As $(ABC'S), (BCA'S), (CAB'S)$ are vertexes of $3$ isosceles trapezoids, points $A', B', C'$ lie on intersection of parallel plane to $ABC$ through $S$ with sphere $SABC;$ also $SA'||BC, SB'||AC, SC'||AB.$ Let $a, b, c$ be the lines of intersection of $ABC$ with $AB'C',$ $A'BC'$ and $A'B'C;$ obviously $B'C'||a, A'C'||b, A'B'||c.$ We need to prove, that $a, b, c$ are concurrent. Let $S'$ be the second point of intersection of $a$ with circle $(ABC).$ From all parallel lines we have $$\angle (S'C, CB) = \angle (S'A, AB) = \angle (a, AB) = \angle (B'C', C'S) = \angle (B'A', A'S) = \angle (c, CB),$$i.e. $S'$ lies on $c;$ analogously it lies on $b,$ that ends our proof.

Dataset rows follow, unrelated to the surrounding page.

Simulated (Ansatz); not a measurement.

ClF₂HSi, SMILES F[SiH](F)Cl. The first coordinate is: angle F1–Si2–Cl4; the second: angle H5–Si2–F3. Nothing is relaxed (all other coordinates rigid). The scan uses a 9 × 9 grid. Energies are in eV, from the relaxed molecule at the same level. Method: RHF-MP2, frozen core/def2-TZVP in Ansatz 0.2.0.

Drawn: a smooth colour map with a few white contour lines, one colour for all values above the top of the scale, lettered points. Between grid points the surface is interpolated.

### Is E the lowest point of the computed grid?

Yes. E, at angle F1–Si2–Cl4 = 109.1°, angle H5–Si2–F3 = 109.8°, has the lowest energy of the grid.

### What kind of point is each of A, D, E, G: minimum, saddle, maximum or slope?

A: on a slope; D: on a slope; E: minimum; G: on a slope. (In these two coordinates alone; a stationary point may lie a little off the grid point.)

This is exactly how i solved it during the contest

I didn't solve my 9.6 (((

Interestingly, it seems that one needs only the $SA' \parallel BC$, $SB' \parallel AC$ and $SC' \parallel AB$ condition, but the fact that the trapezoids are isosceles is redundant. This is based on the following simple observation: if three lines, which are parallel to the sides of the first triangle, and are passing through vertices of the second triangle, are concurrent, then three lines, which are parallel to the sides of the second triangle, and are passing through vertices of the first triangle, are concurrent, too. So the condition is actually overloaded.